Indigenous tribal girls have been sexually abused by loggers in remote jungles on Borneo island, a Malaysian government report said, in the first official verification of rape accusations involving timber companies.
The report made public this week bolsters claims by the Penan tribal community of mistreatment by the timber industry, which activists say has encroached on the customary rights of ancient tribes over forests and destroyed their ancestral lands.
A team from the Women, Family and Community Development Ministry investigated rape claims by Penan women in November after activists complained that police failed to do anything.
Timber industry officials have said in the past they were not aware of such misconduct by their workers. No company was singled out in the report and timber company officials reached Wednesday declined to comment. All of the companies are Malaysian, as are the accused workers.
A copy of the report seen by The Associated Press on Wednesday provided extensive interviews with Penan women in Sarawak state in Borneo who claimed that timber workers raped or tried to sexually abuse schoolgirls, including some as young as 10 years old.
One teenage girl said she bore two daughters after being raped by a worker who repeatedly intruded into her room, according to the report. Another girl said she was raped when she accepted a lift to school from a logger in his truck, while several others spoke of similar cases involving their friends.
“This sexual abuse mostly occurs due to the victims’ dependence on transport using vehicles owned by logging companies and the presence of outsiders who deal with villagers to buy jungle produce,” the report said.
The government team did not specifically explain why it believed the rape claims were true, but it interviewed four women with firsthand experience of sexual abuse and many others who claimed that it was a common occurrence in their communities.
“The report clearly shows they were raped,” said Colin Nicholas of the Penan Support Group, a loose coalition of 35 private groups. “Why is the police taking so long to do something? This reflects very poorly on the police.”

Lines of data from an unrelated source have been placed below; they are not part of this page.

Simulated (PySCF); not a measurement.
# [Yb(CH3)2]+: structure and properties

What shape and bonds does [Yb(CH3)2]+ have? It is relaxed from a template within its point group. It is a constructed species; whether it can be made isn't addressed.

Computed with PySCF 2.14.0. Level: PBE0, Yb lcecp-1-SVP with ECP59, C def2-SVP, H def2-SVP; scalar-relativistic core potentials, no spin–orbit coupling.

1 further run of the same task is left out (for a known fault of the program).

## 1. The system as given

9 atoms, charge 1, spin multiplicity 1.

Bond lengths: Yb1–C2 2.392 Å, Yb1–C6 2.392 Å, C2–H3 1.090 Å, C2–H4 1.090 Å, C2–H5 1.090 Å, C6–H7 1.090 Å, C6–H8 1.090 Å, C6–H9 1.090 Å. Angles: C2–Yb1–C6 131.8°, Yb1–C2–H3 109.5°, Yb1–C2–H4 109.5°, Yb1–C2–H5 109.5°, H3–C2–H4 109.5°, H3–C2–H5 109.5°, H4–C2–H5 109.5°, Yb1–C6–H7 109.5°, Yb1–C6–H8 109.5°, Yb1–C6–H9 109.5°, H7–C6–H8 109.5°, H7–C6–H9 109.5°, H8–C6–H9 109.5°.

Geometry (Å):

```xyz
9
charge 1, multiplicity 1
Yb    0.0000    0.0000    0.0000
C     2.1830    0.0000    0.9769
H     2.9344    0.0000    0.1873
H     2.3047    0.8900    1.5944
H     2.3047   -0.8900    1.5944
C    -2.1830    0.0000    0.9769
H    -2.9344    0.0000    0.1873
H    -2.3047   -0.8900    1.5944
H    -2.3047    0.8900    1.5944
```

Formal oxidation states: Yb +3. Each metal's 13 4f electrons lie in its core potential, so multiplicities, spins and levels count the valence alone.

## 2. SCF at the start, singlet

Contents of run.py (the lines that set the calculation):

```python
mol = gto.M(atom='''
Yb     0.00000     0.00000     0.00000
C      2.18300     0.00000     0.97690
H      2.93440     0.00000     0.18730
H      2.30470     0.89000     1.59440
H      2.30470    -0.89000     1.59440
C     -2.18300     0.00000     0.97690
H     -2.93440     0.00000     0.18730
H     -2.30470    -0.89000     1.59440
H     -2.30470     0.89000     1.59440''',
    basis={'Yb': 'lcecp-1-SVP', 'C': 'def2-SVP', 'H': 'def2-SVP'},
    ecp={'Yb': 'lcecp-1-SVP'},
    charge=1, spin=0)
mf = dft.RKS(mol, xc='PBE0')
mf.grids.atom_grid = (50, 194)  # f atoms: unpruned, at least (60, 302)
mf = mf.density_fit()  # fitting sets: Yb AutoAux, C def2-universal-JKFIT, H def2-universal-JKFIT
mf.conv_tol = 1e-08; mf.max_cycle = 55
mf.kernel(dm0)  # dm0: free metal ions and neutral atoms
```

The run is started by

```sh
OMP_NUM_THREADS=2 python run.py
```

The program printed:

Huzir Mohamed, head of Sarawak’s police criminal investigations, said he could not comment on the report, but denied police had failed to investigate rape claims.
Authorities probed three complaints last year but found “nothing with proper evidence for us to proceed in court,” Huzir said, adding that activists often did not give specific details to support their claims.
Authorities estimate there are about 16,000 Penans among the 24 indigenous tribes who live in Sarawak, where forests cover about 70 percent of the state. Many of them are impoverished and live in remote areas, cut off from modern education and health care facilities.
Timber is Sarawak’s second biggest export after oil and gas. Malaysian laws do not recognize or protect the indigenous Penan customs and right to land ownership.